Aziz said he had issues with Red Cross, and felt his card was marked from the start.
“I received things from the Government; table to eat on, and fridge.”
He declined the Red Cross offers of other extras such as a TV, and because “if I need something I will work to get it”.
Red Cross told Stuff the organisation would “not comment on individual cases”.
“We take complaints about any of our work seriously and have processes in place to help ensure they are dealt with effectively and appropriately.”
Aziz remained concerned that the offers from Red Cross would make former refugees “just expect things from you”.
“I don’t want things, I want things to help me with my new community, like services.”
Aziz, who had worked as a facilitator with the United Nations in Palestine, said all he wanted was a job.
“I want to work. I will do anything.”
Instead he was told that was too soon, and instead he had to improve his English.
He became stressed, and “I stayed inside these four walls, and I don’t have any friends”.
That stress cumulated in him going on a hunger strike back in October, and then he spent several days in a mental health facility – “the lowest point in my life”.
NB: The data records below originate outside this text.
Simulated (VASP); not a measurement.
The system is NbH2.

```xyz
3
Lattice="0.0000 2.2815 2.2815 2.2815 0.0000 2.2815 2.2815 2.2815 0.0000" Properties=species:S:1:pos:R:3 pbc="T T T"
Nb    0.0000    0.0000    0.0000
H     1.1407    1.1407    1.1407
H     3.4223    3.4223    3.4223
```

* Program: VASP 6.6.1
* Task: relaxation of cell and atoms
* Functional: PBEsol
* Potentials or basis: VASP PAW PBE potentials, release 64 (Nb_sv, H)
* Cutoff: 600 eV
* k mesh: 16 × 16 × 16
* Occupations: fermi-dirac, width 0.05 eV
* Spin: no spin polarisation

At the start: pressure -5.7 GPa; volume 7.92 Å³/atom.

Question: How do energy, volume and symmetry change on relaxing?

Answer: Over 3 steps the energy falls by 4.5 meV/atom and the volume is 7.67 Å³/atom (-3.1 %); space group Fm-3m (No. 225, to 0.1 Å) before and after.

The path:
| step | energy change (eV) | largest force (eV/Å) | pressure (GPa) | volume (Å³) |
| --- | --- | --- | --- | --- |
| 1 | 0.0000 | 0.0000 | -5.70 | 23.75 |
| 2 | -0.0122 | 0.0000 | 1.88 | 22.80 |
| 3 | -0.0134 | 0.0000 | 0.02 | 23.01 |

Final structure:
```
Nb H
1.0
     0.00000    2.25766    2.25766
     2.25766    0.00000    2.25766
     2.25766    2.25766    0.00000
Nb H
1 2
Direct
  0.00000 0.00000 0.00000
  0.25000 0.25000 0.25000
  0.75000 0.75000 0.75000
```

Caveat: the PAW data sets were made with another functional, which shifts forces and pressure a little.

His mounting stress led to him shifting his home into a van, staying at freedom camping spots around Dunedin, while working as a cleaner and offering gardening services.
At one point he even stopped his bank account and his benefit.
“I wanted to leave the country,” the Palestinian passport holder said.
Aziz left for Wellington last week, where he plans to save for a ticket back to Malaysia in the next few months.
“It is better for me than just my eat and sleep life here.”